While Victoria does ground acrobatics at the school, which involves tricks such as front pikes and back handsprings, her brother is in an aerial silk class. It is one of the most recognisable circus acts and involves artists performing aerial acrobatics while hanging from a specialised cloth. Various contortions and postures can be achieved using the silks, but the three main categories are climbs, wraps and drops.

Dubai Circus School also offers classes for adults, but co-founder Marcela Bello says the venue welcomes more younger clientele.

“I come here every Tuesday right after school,” says Victoria, adding that she hopes to continue to “maintain my flexibility”.

The children come out buzzing, like they just had the best hour of their lives
Donna Taylor Driscoll, parent and Dubai Circus School patron

Strength and flexibility are some of the most important characteristics when performing circus tricks. It takes a lot of body strength to climb a silk cloth, for example, and the academy has more than a dozen teachers to guide students through the painstaking process.

The warehouse-turned-circus playground also has an aerial hoop, trapeze bars, a trampoline and a hammock. Students can join group lessons or private classes, or use the facility to practise their moves.

“The teachers are kind and considerate, and they give us freedom to learn what we want,” says Victoria.

Donna Taylor Driscoll, who sends her daughter River, six, to the school for aerial silks training, adds: “This is a safe space for children. You can see that the coaches love what they do, and they're amazing about encouraging the kids to love it as well.

“Thanks to all the support, the children come out buzzing, like they just had the best hour of their lives. If you ask River now, she'll say goodbye to me today and run away to join a circus.”

Technical skills aside, Taylor Driscoll, who is originally from the UK, says benefits spill over at home, especially when it comes to health. “River practises her moves and stretches at home. She also eats more vegetables because she knows she needs them to be stronger and be able to climb the silks higher, for example,” she says.

It works that the school is more concerned about their students' happiness, rather than only focusing on technical progress.

Bello, who is from Colombia and is also an art director and a producer, says Dubai Circus School is primarily about spreading happiness. “We want to empower children. We want them to feel seen and appreciated.”

She adds that “something magical happens” when she sees students perform in recitals.

“Most of the time, the children aren't even aware of how impressive they are,” she says. “They think having climbing silks is normal, and suddenly people are clapping and cheering for them, and the realisation hits.”
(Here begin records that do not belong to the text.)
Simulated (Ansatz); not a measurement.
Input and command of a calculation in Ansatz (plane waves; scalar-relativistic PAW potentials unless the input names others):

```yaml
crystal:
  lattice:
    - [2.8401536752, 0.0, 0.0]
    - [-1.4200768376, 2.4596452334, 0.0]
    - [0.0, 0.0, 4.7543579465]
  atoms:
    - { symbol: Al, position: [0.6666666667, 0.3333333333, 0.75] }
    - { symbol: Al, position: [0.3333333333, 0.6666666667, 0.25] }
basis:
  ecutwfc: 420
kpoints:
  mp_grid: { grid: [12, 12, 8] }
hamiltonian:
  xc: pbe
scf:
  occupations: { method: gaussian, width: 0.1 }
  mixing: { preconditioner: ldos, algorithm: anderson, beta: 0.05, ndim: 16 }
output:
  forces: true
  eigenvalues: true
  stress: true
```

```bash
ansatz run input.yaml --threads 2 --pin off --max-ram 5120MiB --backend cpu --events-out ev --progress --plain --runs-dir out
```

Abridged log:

Bello is also aware of the misconceptions around the circus, and she and the team aim to raise awareness about what it entails. “Some people think it's all about performing animals, like elephants,” she says. “But it is more about discipline, expression and happiness.

“Our goal is to make students try something fun and new, to feel confident and become a better version of themselves. If they happen to also want to become a circus performer, we can help them in that regard too.”